Author(s): Dick M. Carpenter II
For the past several decades, a perennial topic on surveys about education has been school choice. Interest in public opinion about choice is more than just “nice to know.” The results are often used to support or oppose choice in general or specific choice initiatives under consideration or adopted by state legislatures and even school boards. Until recently, however, surveys about school choice have been limited in their scope and not particularly sophisticated, reducing their utility. In particular, few have used experimental designs, most are analyzed with simple descriptive statistics, and important topics are understudied. In response, this report uses a survey experiment to examine four research questions:
- Is there a significant difference in support for choice based on reasons for school choice?
- Is there a significant difference in levels of agreement with reasons for school choice?
- Which type of choice enjoys the strongest support?
- How does a policy of school choice compare to other reform initiatives in their perceived efficacy for school improvement?
Data were collected from a national sample of 1,000 respondents as part of the post-election wave of the Cooperative Congressional Election Study (CCES).

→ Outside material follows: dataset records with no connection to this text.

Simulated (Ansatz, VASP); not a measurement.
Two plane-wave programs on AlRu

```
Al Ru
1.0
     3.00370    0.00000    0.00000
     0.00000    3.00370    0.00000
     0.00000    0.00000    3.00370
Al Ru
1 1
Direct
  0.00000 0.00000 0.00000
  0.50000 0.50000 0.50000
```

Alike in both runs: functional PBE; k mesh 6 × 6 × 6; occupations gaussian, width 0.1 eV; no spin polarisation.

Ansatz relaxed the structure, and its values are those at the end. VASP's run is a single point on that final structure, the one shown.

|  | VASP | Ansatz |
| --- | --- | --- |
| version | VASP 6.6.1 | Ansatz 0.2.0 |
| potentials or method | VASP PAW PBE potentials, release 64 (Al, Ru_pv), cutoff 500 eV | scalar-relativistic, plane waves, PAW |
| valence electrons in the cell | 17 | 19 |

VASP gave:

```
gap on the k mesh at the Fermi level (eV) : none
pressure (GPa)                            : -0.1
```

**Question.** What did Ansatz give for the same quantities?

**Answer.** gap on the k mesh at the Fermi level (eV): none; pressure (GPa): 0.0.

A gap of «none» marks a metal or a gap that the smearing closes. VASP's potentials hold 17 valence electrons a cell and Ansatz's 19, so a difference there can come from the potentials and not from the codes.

Analyses used multiple regression and repeated measure ACOVA. Results indicated when presented with six different school choice options, respondents most favored tax credits and least favored low-income vouchers, with only trivial differences in support among the remaining types of choice. When asked to rate the efficacy of choice among other types of reform, results indicated school choice through vouchers was not seen as the most efficacious way to reform education in the U.S. (that designation belonged to smaller class sizes), but it was also not seen as the least (longer school days was so identified). Across three different reasons—freedom, competition, and equality—freedom was significantly more salient among participants. However, freedom’s salience generally did not translate to a difference in support for various forms of choice. In fact, in only a few instances were there significant differences in support for choice based on any of the three reasons.
By way of implications, to the extent policymakers are interested in adopting new school choice legislation, tax credit programs of any kind may represent an option that finds broader support in the general population and in courts of law. For those interested in creating new voucher programs, results showing support for universal vouchers versus low-income vouchers may indicate a reason to rethink past strategies of policy incrementalism. But enthusiasm should be tempered by the finding that respondents rated three structural status quo reform options—smaller class sizes, increased technology, and accountability—ahead of school choice as a way to improve schools. The fact that respondents preferred structural status-quo ideas after rating public schools in the U.S. somewhere between “poor” and “fair” means choice supporters still have much work to do to overcome an ideology favorable to the types of schools the vast majority of Americans attend and to which they send their children.